…a Neversoft developed second-rate Rock Band clone with a mediocre track list enhanced with a couple of legitimately interesting new wrinkles and marred by a hideous interface and poor follow-through. I mean let’s face it, ever since taking over the GH franchise from Harmonix, Neversoft has been playing catch-up and this latest step just reeks of desperation. Even if you accept the notion that imitation is the sincerest form of flattery much of Guitar Hero 5’s new aesthetic borders on plagiarism. The real shame of it all is that after churning out what seems like an endless stream of half-assed GH titles in the past year based off of GH World Tour, Guitar Hero 5 had a chance to really be an innovative game. But alas, too many missed notes and not enough gold stars.
There are some things that do work well in Guitar Hero 5. The ability to play in a band with any combination of instruments rather than being limited to one of each is a really nice touch, particularly when playing pickup games online. The fact that all the songs are unlocked for quick play from the start and some other niceties like drop-in drop-out band mates and no-fail mode for party play is great fun for plastic instrument get-togethers. Adding challenges to each song in career mode is a cool concept, and the new competitive Rockfest mode has some really great scoring variations to spice up the humdrum of no-frills face-offs. To be fair, there are some really kick ass tracks included in this game and for the most part the note charting is greatly improved from the last few outings.
What Doesn’t Work
What doesn’t work is that for each nice new touch or cool feature there’s a failure to follow all the way through in the execution. Case in point, the track list. As good as some of the tracks are the set list as a whole is littered with forgettable flavor of the month pop songs and great songs to listen to that simply don’t translate. A prime example of this is Peter Frampton’s live version of Do You Feel Like We Do?, an amazing and influential song that weighs in at over fourteen minutes and has an extended lull in the middle of it. It isn’t epic to play, it’s tedious. Likewise playing the piano track on Sympathy For The Devil as lead guitarist just feels awkward. It’s not like there aren’t other great Rolling Stones songs out there, so why pick one that had to be painfully shoehorned into the format? Play online for any period of time and you’ll see people picking the same fifteen or so songs over and over, a democratic commentary on just how shallow the track list truly is.

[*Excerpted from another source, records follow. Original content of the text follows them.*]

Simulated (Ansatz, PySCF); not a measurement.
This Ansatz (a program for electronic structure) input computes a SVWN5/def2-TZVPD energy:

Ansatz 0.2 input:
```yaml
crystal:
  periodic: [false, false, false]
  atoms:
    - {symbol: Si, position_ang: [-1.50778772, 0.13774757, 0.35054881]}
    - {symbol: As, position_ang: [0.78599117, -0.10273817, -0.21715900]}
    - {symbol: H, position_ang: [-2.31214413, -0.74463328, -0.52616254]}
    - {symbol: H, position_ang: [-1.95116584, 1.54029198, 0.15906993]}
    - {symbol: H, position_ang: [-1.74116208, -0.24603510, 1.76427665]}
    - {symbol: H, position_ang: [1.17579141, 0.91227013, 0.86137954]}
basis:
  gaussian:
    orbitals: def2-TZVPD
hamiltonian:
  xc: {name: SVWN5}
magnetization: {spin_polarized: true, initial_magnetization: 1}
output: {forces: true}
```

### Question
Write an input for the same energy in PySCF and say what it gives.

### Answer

Online career mode is cool, but the interface for inviting band members and searching for others to fill in is incredibly awkward, particularly when people start to drop out forcing you to totally reset every time. The challenges are a great idea, but some of the actual requirements are not fun, like having to accumulate wammy bar time on songs with only pitifully short sustains. There’s also only one instrument challenge per song. Why? Would it have been too much to ask for each song to have challenges for each instrument? Band vs. Band mode still requires one of each instrument for each competing team, which means it’s almost impossible to get a game, and then there’s Rockfest mode, which would be great except that people who fall behind tend to quit, and if the host quits the game crashes everyone back to the menus. Hello? Host migration anyone? No, apparently not, and the result is a great mode that’s almost unplayable online.
The Bottom Line
The bottom line here is that Guitar Hero 5 was an opportunity for Activision and Neversoft to finally do something to help evolve the rhythm game genre, but instead it’s just another shoddily assembled cash-in game that fails in every half-hearted attempt to innovate. I mean really, even the much hyped “Band Moments” are just a shared automatic star power section that make the edge of the highway glow orange. Seriously? Orange? You mean like the orange notes on the edge of the highway that the orange glow partially obscures? Did anyone even think about these things for one solitary second? It’s enough to drive a person insane. The only way any of the new modes succeed is if you have a dedicated group of friends to play with, the kind of friends you can trust not to quit out when the going gets rough. Even then you have to wrestle with the menus, which are just half a step up from epic fail.
If I sound incredibly frustrated with Guitar Hero 5 it’s because I am. I’ve been totally smitten with rhythm games since I picked up my first plastic guitar, and the way they expose different generations of people to all kinds of new music that they wouldn’t otherwise experience is fantastic. But right now the Guitar Hero franchise is doing real damage to the genre by diluting the quality of its games in the attempt to cash in quickly on a formula that sells. It’s sad, and moreover it’s incredibly shortsighted. Memo to Activision: you’re killing the golden goose. How long do you think this can go on before people finally say enough is enough and stop buying it? Smarten up and take some time to do things the right way rather than the fastest to market way or we’re all going to suffer the consequences.